My thoughts on fi-core

by Paul William Tenny

I figure I'll pontificate a little bit while my satellite Internet connection is down (rain) for who knows how long, on an issue I find interesting, conflicting, and vitally important to talk about: financial-core.

Fi-core is a labor term used to define a person who refuses to pay their union dues for political activities they disagree with. That's not politics in the traditional sense, but instead refers to the unions organizing tactics.

People who do this aren't bound by hardly any union rules, don't have to obey a strike, yet still benefit from all the things they fight against when the union signs new contracts -- which fi-core members can't vote against, because put simply, they can't vote at all.
John Ridley has recently gone fi-core, which has stirred up some debate about whether or not these people should be ostracized for stabbing their fellow writers in the back, or respected but mostly ignored.

Put simply, I don't think fi-core members ought to be allowed to benefit from the results of a contract they won't help fund and fight for, but there's no legal or practical way to make that happen. There's little personal sacrifice to making that choice and yet the damage to the union and the cause is considerable.

Yet, I actually agree that it's something that needs to exist. You see, membership in the WGA is compulsory to a degree. If you do something that qualifies then you either join, you can't work again in that system until you do. It's shitty, but the only way a union has leverage.

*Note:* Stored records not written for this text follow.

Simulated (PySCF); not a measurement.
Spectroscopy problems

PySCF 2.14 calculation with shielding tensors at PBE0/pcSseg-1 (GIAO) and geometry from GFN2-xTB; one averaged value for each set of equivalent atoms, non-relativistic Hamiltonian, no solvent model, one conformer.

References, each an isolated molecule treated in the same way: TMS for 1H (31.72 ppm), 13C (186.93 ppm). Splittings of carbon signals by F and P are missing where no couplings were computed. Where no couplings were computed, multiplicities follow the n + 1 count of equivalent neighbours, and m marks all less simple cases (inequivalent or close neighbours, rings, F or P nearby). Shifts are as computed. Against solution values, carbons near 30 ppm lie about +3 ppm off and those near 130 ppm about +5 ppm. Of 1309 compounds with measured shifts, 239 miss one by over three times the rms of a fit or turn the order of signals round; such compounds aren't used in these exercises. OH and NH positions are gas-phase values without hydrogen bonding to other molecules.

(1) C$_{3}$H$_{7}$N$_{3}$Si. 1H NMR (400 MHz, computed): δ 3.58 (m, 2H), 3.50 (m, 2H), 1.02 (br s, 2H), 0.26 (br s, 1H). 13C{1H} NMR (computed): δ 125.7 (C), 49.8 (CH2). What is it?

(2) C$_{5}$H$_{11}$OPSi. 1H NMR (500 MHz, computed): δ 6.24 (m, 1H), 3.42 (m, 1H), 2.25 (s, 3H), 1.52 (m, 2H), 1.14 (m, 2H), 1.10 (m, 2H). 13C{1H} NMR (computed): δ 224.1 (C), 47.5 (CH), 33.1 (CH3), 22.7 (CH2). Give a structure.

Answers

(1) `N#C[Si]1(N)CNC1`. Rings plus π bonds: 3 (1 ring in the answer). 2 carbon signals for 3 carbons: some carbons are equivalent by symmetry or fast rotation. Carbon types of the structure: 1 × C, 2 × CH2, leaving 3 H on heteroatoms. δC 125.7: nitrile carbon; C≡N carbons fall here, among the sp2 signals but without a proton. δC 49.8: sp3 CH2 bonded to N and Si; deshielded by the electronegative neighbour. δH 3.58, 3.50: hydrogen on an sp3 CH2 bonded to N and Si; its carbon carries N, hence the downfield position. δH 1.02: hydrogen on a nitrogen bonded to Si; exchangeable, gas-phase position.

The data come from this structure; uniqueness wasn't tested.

Thus, if you don't like unions and what they do, you can go "fi-core" and only contribute what is required to make the guild function, and can pretty much go your own way for the most part.

John Ridley did this, as was his right, and I respect his decision because he did it for precisely the reason the right exists in the first place: he doesn't like the guild, its elected leadership, their strategy, or what they are doing.

I don't know this either way, but I wouldn't be surprised if he voted against the strike to begin with.

That said, the goals of fi-core members don't have to be exclusive of the goals of regular membership. Ridley can go fi-core if it suits him, he is welcome and encouraged (by me) to air his concerns publicly, and if he chooses he can go back to work.

In my mind, that last part is what defines him and the people who choose that path. It's not going fi-core that makes you a back stabbing, self centered weasel, it's the going-back-to-work part.

Ridley can disagree with what Patric Verrone and David Young have done and are doing, and the guy is certainly entitled to his opinions in a great many things more than just that.

However, he could still choose to support his brethren by staying at home during the strike until they get a fair deal. Protest all you want John, run against the leadership if you think you can do better (oh wait, you can't now..) but what defines you is what you've done after you've made your point.

For holding true to his ideas and his principles and going fi-core, John Ridley has my respect. For breaking the line and offering to go back to work, he's a piece of crap that doesn't deserve earn to a check for writing ever again.